AUSTIN, Texas - Texas Gov. Greg Abbott will continue to call "special session after special session" in an attempt to force Democrats to return to Texas to consider voting reform legislation, Fox News has learned.
"By leaving the state, Democrats walked out on Texans and critical issues in the special session agenda to provide property tax relief, fund our retired teachers, protect our foster children, and secure our southern border," press secretary for the governor, Renae Eze told Fox News. "If they didn’t want to do their job to debate and vote on the issues, they shouldn’t have run for office."
"Governor Abbott will continue working with the members in Austin and fighting for the future of our state, calling special session after special session to ensure this critical legislation is passed," she added.
Abbott called a special session last month to force lawmakers to vote on a series of items, including "election integrity" legislation.
In response, 57 of the state’s House Democratic lawmakers left Texas to deny Republicans the ability to form a quorum and blocked the passage of the controversial voting bill. Many Democrats may be planning to stay away.
With the special session set to expire on Aug. 6, Democratic lawmakers are already gearing up to extend their D.C. stay.

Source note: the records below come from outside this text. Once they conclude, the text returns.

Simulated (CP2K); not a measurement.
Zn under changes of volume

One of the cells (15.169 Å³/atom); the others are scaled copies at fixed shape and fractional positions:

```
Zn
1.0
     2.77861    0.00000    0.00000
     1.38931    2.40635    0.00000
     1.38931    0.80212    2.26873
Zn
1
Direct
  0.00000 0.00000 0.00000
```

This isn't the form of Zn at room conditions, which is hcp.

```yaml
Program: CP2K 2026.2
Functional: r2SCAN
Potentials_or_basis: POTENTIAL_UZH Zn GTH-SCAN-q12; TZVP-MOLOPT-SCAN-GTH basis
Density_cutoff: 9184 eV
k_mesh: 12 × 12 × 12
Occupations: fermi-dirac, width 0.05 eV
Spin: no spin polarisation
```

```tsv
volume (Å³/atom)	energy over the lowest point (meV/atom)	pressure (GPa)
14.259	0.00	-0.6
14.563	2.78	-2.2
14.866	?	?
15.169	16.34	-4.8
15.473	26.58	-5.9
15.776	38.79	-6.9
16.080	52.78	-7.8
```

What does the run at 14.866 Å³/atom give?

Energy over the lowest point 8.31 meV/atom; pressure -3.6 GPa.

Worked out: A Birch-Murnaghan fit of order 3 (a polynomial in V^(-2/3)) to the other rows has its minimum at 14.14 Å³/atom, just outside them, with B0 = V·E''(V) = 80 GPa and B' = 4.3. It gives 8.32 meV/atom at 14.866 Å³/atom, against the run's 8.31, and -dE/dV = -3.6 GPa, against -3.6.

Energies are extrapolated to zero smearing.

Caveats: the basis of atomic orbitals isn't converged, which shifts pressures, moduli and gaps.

"Many of us are willing to extend our time in D.C. and away from Austin," state Rep. Ron Reynolds told Fox News, but added it would mean a "great deal of sacrifice" for the Texas lawmakers.
"The biggest concern is many of us have spouses and children," Reynolds said. "We would be away from our families for a longer period of time. We have businesses, or work to earn a living to be able to work as state legislators."
Reynolds, along with U.S. Rep. Al Green, D-Ga., was arrested during a Tuesday voting rights rally in front of the Supreme Court.
The Houston-based Democrat said he, along with more than 100 other state lawmakers from around the nation, were protesting to push the U.S. Senate to pass federal voting initiatives like the "For the People Act" and the "John Lewis Voting Rights Advancement Act."
Voting rights activists and Democrats have argued the federal legislation would bar states from tightening regulations around voting they believe target Black and Brown communities. Texas Republicans maintain the laws would merely secure the elective process.
"My purpose was to use my platform," Reynolds said. "We are running out of time."
U.S. Senate Democrats failed to advance the "For the People Act" earlier this summer, after a 50-50 split vote blocked their calls to open a debate on the legislation that passed in the House in March.
Democrats are now looking to advance the "John Lewis Voting Rights Advancement Act."
Reynolds said he could not speak on behalf of his fellow Texas lawmakers, but said he believed the "majority" of his party members would remain in the nation's capital until federal voting legislation hit President Joe Biden's desk.
It is unclear at this time how many lawmakers will stay in D.C., but at least 51 state Democrats would need to avoid Austin in order to prevent Texas House lawmakers from attaining a quorum.
State Rep. Shawn Thierry said she would not allow Republicans to form a quorum, while Rep. Carl Sherman said, "I cannot say what tomorrow holds."
"My plans are focused on serving the interests of my constituent's most precious privilege of being able to participate in our democracy," he added.
State Rep. Barbara Gervin-Hawkins echoed Reynold’s sentiments and told Fox News that not "under any circumstance" would she consider returning to Texas to establish a quorum.
"My forefathers and mothers died for us to have the opportunity to vote, I cannot participate in voter intimidation and voter criminalization," she said. "We were told in 2020 some of the safest elections occurred across this country, so I will not participate in destroying things that I believe are ok."
"We understand that this is a movement, not just an action. And within this movement, we plan to stay to the end."